Featured in Harmony — Celebrate Age Magazine April 2015:
http://www.harmonyindia.org/hportal/VirtualPageView.jsp?page_id=24789
It was an unusual cricket match, between a young team captained by a 16 year-old, pitted against a silver team captained by a 60 year-old. Appropriately, it was called 16 vs. 60.
The youngsters were very confident. This should be easy, they thought. After all, they were competing against silvers! The elders, on the other hand, were a tad uneasy. Stepping onto the field to clash with youngsters made the cricket team of Dada Dadi Park in Mumbai's Borivali, very nervous. But what the silvers lacked in energy, they made up for in experience, daily practice and determination. Their strategy in any game, as team member Jimmy Dordi reveals, is simple: to win.

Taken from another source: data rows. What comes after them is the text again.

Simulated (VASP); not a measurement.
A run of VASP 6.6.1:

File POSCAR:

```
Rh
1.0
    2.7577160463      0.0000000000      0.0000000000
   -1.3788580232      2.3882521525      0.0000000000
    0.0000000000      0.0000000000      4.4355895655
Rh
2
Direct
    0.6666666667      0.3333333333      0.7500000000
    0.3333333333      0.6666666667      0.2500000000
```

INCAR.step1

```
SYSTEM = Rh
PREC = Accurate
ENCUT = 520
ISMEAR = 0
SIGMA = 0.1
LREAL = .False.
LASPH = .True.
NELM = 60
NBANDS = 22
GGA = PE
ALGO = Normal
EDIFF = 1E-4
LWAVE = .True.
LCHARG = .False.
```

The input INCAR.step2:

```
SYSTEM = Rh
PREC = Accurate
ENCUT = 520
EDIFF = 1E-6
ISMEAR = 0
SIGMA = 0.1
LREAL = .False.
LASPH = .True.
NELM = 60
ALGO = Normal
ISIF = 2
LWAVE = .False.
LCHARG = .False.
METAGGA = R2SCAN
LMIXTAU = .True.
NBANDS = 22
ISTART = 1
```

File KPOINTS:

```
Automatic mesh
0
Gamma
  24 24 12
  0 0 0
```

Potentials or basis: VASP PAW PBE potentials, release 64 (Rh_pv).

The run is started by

And long before the match was over, the silvers were indeed winning. "They were overconfident, I think," says captain Bhaskar Joshi about the young team. "Towards the end of their innings, they became careless and we grew even more alert."
The silvers were "super-amazing", confesses Pritesh, the 27 year-old manager of Silver Innings FC, the football club of the Mira Road-based Silver Innings Foundation that had organised the match. "They were not prepared to lose a single wicket and won by seven wickets with three overs to go," he adds.
Although the competitive element turned the event into an edge-of-the-seat thriller, the real aim of the event was to facilitate the NGO's goal to bring about an elder-friendly society. Silver Innings FC is a football club started by the NGO in 2013. In the short time it has been a part of the Mumbai Football League, it has earned a reputation for being the only club that has qualified for the second division straight after the first season.
"It seems silvers think the youth are not very respectful," observes Sailesh Mishra, founder of the Silver Innings Foundation. Believing this perception can be altered only by changing the attitude of the youth, he uses sports as a means to achieve the change.
The cricket team of Dada Dadi Park
with the Silver Innings FC |
The players, aged between 15 and 27, go through a unique selection process that tests their temperament to make sure their sensibilities match the club's cause. They often involve themselves in intergenerational activities like the 16 vs. 60 cricket match. At league matches, they wear jerseys with the message, 'Stop Elder Abuse'. The jerseys are distributed by silvers associated with the foundation. There is a sense of ownership and belonging created among the silvers, and the players in turn sense that they have a certain responsibility when they step onto the football field. As Pritesh proudly proclaims, "Silver Innings FC is the only club in the world that stands for silvers."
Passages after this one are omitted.